At Large : People of the cold
The weather has been all the talk the last few weeks. A common opening line is, Whatever happened to global warming? But, I can assure you from personal experience that it's not a crowd-pleasing question. Walking the dogs each afternoon, Moll and I are often moved to caper delightedly as we notice the tiny, ripening, blushing buds on the bushes and trees along the way. We do not actually caper however, because of the former snow, now ice, under foot. Capering, charming as it sounds, can lead to calamity. We forbear.
Below zero wind chills and temperatures below 10 degrees Fahrenheit have their charms, I suppose, although mostly they are serious, worrisome, and expensive. Burst pipes, busted and bruised hips, auto crashes (heedless cars caper on icy roads), kids home from school early, compost piles in flames, firefighters sliding over frozen landscapes as houses burn, building projects delayed, firewood too wet to burn or too frozen to dislodge: the list of calamities goes on and on. And, more snow or sleet on the way. Then, wouldn't you know it, an Arctic blast.
E.B. White, writing in January of 1943 from Brooklin, Maine, knew a thing or two about cold.
"There has been more talk about the weather around here this year than common, but there has been more weather to talk about. For about a month now we have had solid cold - firm, business-like cold that stalked in and took charge of the countryside as a brisk housewife might take charge of someone else's kitchen in an emergency. Clean, hard, purposeful cold, unyielding and unremitting. Some days have been clear and cold, others have been stormy and cold. We have had cold with snow and cold without snow, windy cold and quiet cold, rough cold and indulgent peace-loving cold. But always cold."
Naturally enough, friends and neighbors like to reminisce about winters past. In fact, that's one of the most aggravating derivatives of winter. Apparently, abused as we are by ice, snow, and cold, winters were better, colder, icier, and more fun years ago. It may be true.
Recall iceboating on Squibnocket Pond. That was fun, no doubt about it. Frigid, but fun. For some reason, I particularly remember an out of work contractor spending the winter honing his design skills on a 60 mile an hour ice flyer, which was the rage for the two or three weeks when there was hard, smooth ice to run on and not too much snow on the ice. Terrified by the speeds he could achieve on the vast frozen pond, he was able to repress the fear as his savings account deflated.

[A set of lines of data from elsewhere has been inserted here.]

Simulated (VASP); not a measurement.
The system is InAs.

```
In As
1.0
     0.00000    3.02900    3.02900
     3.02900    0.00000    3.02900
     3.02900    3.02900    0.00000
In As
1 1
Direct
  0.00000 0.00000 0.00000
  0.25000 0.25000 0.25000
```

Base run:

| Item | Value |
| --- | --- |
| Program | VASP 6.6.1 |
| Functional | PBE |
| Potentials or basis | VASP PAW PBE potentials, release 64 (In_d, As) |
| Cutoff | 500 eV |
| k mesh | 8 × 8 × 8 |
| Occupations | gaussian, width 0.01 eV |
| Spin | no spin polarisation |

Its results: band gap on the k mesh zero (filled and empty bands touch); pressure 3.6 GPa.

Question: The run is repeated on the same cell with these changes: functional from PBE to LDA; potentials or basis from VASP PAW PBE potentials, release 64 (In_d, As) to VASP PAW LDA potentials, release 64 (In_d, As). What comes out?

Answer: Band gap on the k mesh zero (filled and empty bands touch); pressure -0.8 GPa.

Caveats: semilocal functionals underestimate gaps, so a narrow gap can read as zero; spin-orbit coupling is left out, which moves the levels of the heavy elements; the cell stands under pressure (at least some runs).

In those hallowed winters there was no ice arena. We skated on Uncle Seth's or Ice House or Parsonage ponds. It was a rare treat, especially in the evenings when the full moon bathed the sheared surface with pale light, and the crisp scrape of the skate blades was the only sound, although there may have been 50 friends there.
I recall a winter in the early 1970s, as I drove along the Eastville shore, there was an older guy skating alone, twirling and swooping on the smooth surface of the pond that was protected by the barrier beach from the northerlies that torment outer Vineyard Haven Harbor. He was a retired fellow, a quick and fluid skater, who might have won the senior division at the figure skating worlds, had there been such a contest and such a category. But, this day, he skated alone, delighting and astonishing a single passerby.
There were winters in the mid-1970s, when Vineyard Haven Harbor was solid with ice, and folks walked out to their moored boats from Owen Park. There have been others, more recently, when I've not been able to make my way out to my boat, moored there, because the open water ended 50 yards from her side. Once, in my skiff, imagining myself a member of Shackleton's desperate crew, I felt along the edge of the main body of ice until I found a lead from the breakwater to the boat's stern. Closer to the beach, folks skated on the harbor ice, though it was soft and slushy.
In winter then, the Steamship Authority often asked the Coast Guard to send an icebreaker to open a lead for the Islander to take freight out to Nantucket. The old double-ender had the best shape for icebreaking, though it was an awfully long trip, beginning in Woods Hole. Later, when the boatline began running to Nantucket from Hyannis, the quick formation of ice in Hyannis harbor made for frequent calls for icebreaker help.
We are all members of what E. B. White calls the "fraternity of the cold."
"Nobody is kept from joining. Even old people sitting by the fire belong, as the floor draft closes in around their ankles. The members get along well together: extreme cold when it first arrives seems to generate cheerfulness and sociability. For a few hours all life's dubious problems are dropped in favor of the clear and congenial task of keeping alive. It is rather soothing when existence is reduced to the level of a woodbox that needs filling, a chink that needs plugging, a rug that needs pushing against the door." But, circumscribed this way, the human spirit grows restless, and "After a long spell of cold, with little sun and little relief, sometimes a man's thoughts turn to warmer climates with longing." Yes.